Of course, this isn't the only bid system out there. EBay has a more traditional one in the works -- one that has been causing a ruckus among traditional media buyers and broadcast, cable and syndication network programmers because sellers say it makes their inventory into a plain-jane commodity.

One of the glaring differences between the two seems to be that Google will be able to give a more accurate post-analysis -- all from Echostar's digital ties into the home.  Soon, it says, it'll be able to delivery a post-analysis based on demographics.

The move seems to target most of the bottom half of those 125 cable networks in which Echostar has retained inventory -- especially those that aren't Nielsen-rated and need quick, if not cheap, advertising deals. This is where Google will make some real hay -- just as it does now with a click-through advertising model for mid-size to small to tiny Internet advertisers.

While other media research agency executives are talking about the possibility of second-by-second commercial guarantees from traditional TV in the future, Google will do this for TV -- right now. 

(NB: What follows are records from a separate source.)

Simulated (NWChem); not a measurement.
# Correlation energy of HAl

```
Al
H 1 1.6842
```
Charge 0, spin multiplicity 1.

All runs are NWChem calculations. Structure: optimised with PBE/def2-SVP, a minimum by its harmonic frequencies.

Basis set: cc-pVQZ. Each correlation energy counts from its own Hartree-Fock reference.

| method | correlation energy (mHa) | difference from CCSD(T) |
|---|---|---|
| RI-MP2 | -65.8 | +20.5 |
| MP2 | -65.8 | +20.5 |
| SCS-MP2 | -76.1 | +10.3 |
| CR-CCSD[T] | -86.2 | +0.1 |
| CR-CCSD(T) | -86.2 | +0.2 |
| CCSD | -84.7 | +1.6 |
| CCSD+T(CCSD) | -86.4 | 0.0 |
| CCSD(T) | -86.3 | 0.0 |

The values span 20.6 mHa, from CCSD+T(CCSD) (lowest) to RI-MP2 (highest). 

For sure, this is a limited endeavor right now, only targeting the 13.1 million Echostar subscribers, and probably only those advertisers with small media budgets.  But it will be tempting to see which larger, more traditional advertisers come aboard, and if the business grows.

The timing of the new service seems like a natural to make headlines. The Google service starts next month when the massive national TV upfront market gets going.